Make the qual cost on index Filter slightly higher than qual cost on index Cond.

From: Andy Fan <zhihui(dot)fan1213(at)gmail(dot)com>
To: PostgreSQL Hackers <pgsql-hackers(at)lists(dot)postgresql(dot)org>
Subject: Make the qual cost on index Filter slightly higher than qual cost on index Cond.
Date: 2020-05-26 08:22:01
Message-ID: CAKU4AWqzTCe12EYPzTCon0+xwzoD8dWVdpqdzHH1swc=Gs5Xbg@mail.gmail.com
Views: Raw Message | Whole Thread | Download mbox | Resend email
Thread:
Lists: pgsql-hackers

Consider the below example:

create table j1(i int, im5 int, im100 int, im1000 int);
insert into j1 select i, i%5, i%100, i%1000 from generate_series(1,
10000000)i;
create index j1_i_im5 on j1(i, im5);
create index j1_i_im100 on j1(i, im100);
analyze j1;
explain select * from j1 where i = 100 and im5 = 5;

We may get the plan like this:

demo=# explain select * from j1 where i = 100 and im5 = 1;
QUERY PLAN
----------------------------------------------------------------------
Index Scan using j1_i_im100 on j1 (cost=0.43..8.46 rows=1 width=16)
Index Cond: (i = 100)
Filter: (im5 = 1)
(3 rows)

At this case, optimizer can estimate there are only 1 row to return, so both
indexes have same cost, which one will be choose is un-controlable. This is
fine for above query based on the estimation is accurate. However estimation
can't be always accurate in real life. Some inaccurate estimation can cause
an
wrong index choose. As an experience, j1_i_im5 index should always be choose
for above query.

This one line change is the best method I can think.
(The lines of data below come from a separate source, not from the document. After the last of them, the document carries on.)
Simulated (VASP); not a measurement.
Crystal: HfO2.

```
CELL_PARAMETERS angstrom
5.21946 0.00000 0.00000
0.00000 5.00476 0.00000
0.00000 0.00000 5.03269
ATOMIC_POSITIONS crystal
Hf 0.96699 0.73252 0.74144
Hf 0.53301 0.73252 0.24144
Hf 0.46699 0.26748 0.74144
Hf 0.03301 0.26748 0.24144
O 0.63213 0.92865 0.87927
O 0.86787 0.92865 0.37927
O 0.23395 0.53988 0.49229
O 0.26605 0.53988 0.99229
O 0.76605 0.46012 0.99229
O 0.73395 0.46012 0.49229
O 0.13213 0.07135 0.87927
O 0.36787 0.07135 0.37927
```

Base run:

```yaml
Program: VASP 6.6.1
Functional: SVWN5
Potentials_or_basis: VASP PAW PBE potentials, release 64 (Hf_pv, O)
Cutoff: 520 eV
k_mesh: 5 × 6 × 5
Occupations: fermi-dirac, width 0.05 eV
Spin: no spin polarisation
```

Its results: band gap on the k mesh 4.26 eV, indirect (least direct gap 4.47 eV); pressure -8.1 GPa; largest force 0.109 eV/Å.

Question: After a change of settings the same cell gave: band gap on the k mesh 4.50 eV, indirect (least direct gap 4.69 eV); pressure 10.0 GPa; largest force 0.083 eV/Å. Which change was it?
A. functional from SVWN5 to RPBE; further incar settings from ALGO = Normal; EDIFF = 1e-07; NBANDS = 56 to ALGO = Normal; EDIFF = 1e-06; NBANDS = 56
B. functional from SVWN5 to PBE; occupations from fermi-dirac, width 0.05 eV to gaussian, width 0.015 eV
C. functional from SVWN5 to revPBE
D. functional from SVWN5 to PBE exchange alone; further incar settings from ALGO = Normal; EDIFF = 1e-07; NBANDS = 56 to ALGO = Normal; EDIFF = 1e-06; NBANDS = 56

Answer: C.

- cpu_per_tuple = cpu_tuple_cost + qpqual_cost.per_tuple;
+ cpu_per_tuple = cpu_tuple_cost + (qpqual_cost.per_tuple * 1.001);

We make the qual cost on index filter is slightly higher than qual cost in
Index
Cond. This will also good for QUAL (i=x AND m=y AND n=z). Index are (i, m,
other_col1) and (i, other_col1, other_col2). But this change also
changed the relation between the qual cost on index scan and qual cost on
seq
scan. However I think that impact is so tiny that I think we can ignore
that (we
can choose a better factor between 1 and 1.001).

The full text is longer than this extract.